The dust may have settled – or, more realistically, been washed away by climate-change-enhanced hurricanes pulling a Mr. Hyde on both Texas and Florida – from Trump’s announcement last week that his administration would end DACA with a six-month delay, but the future for 800,000 young people has never been cloudier.
The Deferred Action For Childhood Arrivals program was established in June of 2012 by the Obama administration. The program allows unauthorized immigrants who arrived in this country as minors (generally brought to the US as young children by their parents) to apply for a two-year deferral of deportation and also a work permit. Enrollees have to meet a whole slew of requirements, including (but not limited to) the following:
- Entered the US before their 16th birthday
- Be in school, have graduated high school, or served in the US military
- Currently be under the age of 31
- Not have been convicted of a felony, significant misdemeanor, or three misdemeanors total
And, since there is a large portion of the country who seems to be very concerned about keeping the young people enrolled in DACA from accessing as much opportunity as possible, I will also note the things DACA does not do:
- Provide lawful status
- Establish a path to citizenship
- Make an enrollee eligible for federal welfare
- Make an enrollee eligible for student aid
(Please feel free to take a moment to tell your Fox-News-watching family members that no, the brown kids protected under DACA are not in any way receiving any kind of help from the federal government, because it would be just terrible to help bright students who stayed out of trouble as young people to go to college.)
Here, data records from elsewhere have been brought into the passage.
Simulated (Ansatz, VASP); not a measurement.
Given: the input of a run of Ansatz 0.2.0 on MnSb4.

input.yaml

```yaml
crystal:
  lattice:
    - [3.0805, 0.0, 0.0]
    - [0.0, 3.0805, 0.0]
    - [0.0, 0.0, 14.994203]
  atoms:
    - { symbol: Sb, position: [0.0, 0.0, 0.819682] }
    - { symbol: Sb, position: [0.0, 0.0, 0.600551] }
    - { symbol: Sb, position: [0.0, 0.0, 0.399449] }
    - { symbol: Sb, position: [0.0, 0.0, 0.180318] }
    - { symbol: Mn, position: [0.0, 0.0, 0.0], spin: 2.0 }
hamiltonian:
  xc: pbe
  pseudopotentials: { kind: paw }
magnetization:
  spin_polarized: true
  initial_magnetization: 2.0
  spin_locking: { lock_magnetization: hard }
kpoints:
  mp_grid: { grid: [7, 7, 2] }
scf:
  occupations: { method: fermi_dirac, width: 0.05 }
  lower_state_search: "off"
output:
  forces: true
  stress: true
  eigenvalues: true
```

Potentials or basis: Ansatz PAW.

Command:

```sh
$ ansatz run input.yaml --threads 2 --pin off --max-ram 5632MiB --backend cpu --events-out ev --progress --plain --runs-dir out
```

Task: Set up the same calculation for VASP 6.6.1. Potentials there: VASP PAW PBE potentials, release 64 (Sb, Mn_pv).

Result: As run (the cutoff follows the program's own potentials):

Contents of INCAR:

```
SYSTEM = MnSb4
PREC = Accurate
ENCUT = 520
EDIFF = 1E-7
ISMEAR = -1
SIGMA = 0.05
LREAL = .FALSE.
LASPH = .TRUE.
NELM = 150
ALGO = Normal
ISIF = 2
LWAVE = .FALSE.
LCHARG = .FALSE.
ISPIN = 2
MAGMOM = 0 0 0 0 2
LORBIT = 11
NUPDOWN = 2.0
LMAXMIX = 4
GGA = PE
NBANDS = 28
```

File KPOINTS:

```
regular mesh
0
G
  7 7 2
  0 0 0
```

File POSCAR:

So, if not any of the above, what are some of the actual benefits of DACA?
- Increased the wages and labor force participation of DACA-eligible immigrants
- Reduced the number of unauthorized immigrant households living in poverty
- Improved the mental health outcomes for DACA-eligible immigrants & their families
And the best part? DACA made the lives of millions of people better without negatively impacting the native-born US population. Nobody has been able to find evidence that it “takes away jobs” from US citizens, and indeed, most economists agree DACA is good for the US economy.
So why end DACA?
Like most things the Trump administration does, the ending of DACA seems to be mostly driven by the urge to undo everything the black guy did. Additionally, some of our favorite Southern conservative states, those which rely far more on government aid than the coastal liberal ones (this is one of my favorite facts, you guys), threatened to sue the administration over the legality of DACA.
The administration has also said it ended the executive-branch-driven DACA to pressure Congress to establish a permanent legislative solution. It’s only 800,000 lives they’re playing chicken with. No big.
Is a legislative solution possible?
Unclear! A piece of legislation that establishes a (long, complicated) path to citizenship for unauthorized immigrants who arrived in the US as children has been introduced in Congress multiple times since 2001. Called the DREAM – Development, Relief, and Education for Alien Minors – Act, it’s the root of the common term for DACA-eligible immigrants: DREAMers.
There are many members of Congress – those filled with an ugly hate that I simply cannot fathom, no matter how much I try to understand – who cheer the end of DACA. Rep Steve King (R-IA) is upset that it doesn’t throw nearly a million lives into chaos immediately instead of in six months, in which time many young people who have only known the US and often speak only English could have the chance to, you know, prepare for the worst.
There are (a little more) moderate Republicans, like Senators Lisa Murkowski (R-AK), Lindsey Graham, (R-SC), and Jeff Flake (R-AZ) , who are in favor of a legislative solution. President Trump committed to Democratic leadership last week that he would sign the DREAM Act if it landed on his desk this fall.
In response to the President’s ending of DACA, Senator Dick Durbin (D-IL), who introduced the first iteration of the DREAM Act in 2001, recommended the bill be brought up again immediately. Senate Minority Leader Chuck Schumer (D-NY), called on Republican leadership to call it for a standalone up or down vote.
If the DREAM Act doesn’t come up as a standalone, it’s likely that Democrats will attach it as an amendment to a variety of bills this fall. Ultimately, it may end up as part of the bill to fund the government that needs to come up in December, setting up a Congressional showdown as 800,000 lives hang in the balance.